Gates, Nadella opposed Nokia acquisition: report

Though Microsoft's acquisition of Nokia is in the final stages, according to a new report the deal was one of the major reasons for Microsoft chief Steve Ballmer, making an early exit from the world's biggest software maker.

According to the report in Businessweek, Microsoft founder Bill Gates and new CEO Satya Nadella had opposed the Nokia buyout, as did Skype founder Tony Bates and several other unnamed board members, even as Ballmer was pushing hard for the deal.

Nadella, however, changed his stance and supported the deal but Bates continued to oppose the deal till the end.

Bill Gates and others too were not keen about the smartphone business, as part of the wider debate about the software makers' experience in the hardware business.

The market share of Xbox One notwithstanding, it was not a profitable division for Microsoft.

Similarly, the Surface tablets had failed to gain much traction in the tablet market.

With the Nokia deal getting the go ahead, Ballmer lost favour of the board (See: Microsoft to acquire Nokia's handset business for $7.1 bn). According to the Businessweek report, concerns over Microsoft's direction had been mounting for months and for some directors, the question was whether Ballmer should still lead.

Although Ballmer got what he wanted, when the board signed off the $7.2-billion purchase of Nokia's mobile business, his relations with the board soured to such an extent that the directors started to find a way to ease him out.
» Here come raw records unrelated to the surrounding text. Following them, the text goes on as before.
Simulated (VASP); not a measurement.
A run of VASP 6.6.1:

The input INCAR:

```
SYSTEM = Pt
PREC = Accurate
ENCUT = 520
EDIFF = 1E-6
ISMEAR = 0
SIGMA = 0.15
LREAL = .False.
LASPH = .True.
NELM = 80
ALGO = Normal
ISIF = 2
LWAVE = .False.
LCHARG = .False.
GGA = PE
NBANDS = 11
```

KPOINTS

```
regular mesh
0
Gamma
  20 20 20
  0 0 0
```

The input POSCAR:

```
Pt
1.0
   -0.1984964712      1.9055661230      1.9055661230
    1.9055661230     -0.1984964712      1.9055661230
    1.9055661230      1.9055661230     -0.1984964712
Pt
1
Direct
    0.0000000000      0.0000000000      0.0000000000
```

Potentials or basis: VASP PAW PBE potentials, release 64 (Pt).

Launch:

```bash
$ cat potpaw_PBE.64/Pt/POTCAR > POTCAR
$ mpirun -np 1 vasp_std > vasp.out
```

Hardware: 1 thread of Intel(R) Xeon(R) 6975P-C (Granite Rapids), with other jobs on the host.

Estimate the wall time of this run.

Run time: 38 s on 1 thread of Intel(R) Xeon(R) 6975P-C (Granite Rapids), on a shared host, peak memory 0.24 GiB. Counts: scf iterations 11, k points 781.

According to ITPro which quoted sources, the board contemplated hiring Ford CEO Alan Mulally to succeed Ballmer because he was someone he admired.

Mullaly had emerged an early favourite for the top post at the company, due to his work at Ford, but his age and lack of experience in the technology world appeared to be reasons for his losing out (Alan Mullaly spurns Microsoft; to continue as Ford CEO).

It later emerged that the Ford CEO fell out of favour when the Microsoft board felt he appeared to be suggesting he should get the job without giving an interview.

The three candidates who were finally considered were rumoured to be Stephen Elop, Nokia's former CEO, Tony Bates, executive vice president of Skype, and Satya Nadella, vice president of cloud and enterprise, who eventually got the nod.

After he took over as CEO last month Nadella  lost no time in restructuring the management.

While top executives including Tony Bates and Tami Reller (CFO) would quit the company, Mark Penn (Two top Microsoft executives to quit as Nadella readies to step in), a former Clinton family aide, would become the company's chief strategy officer.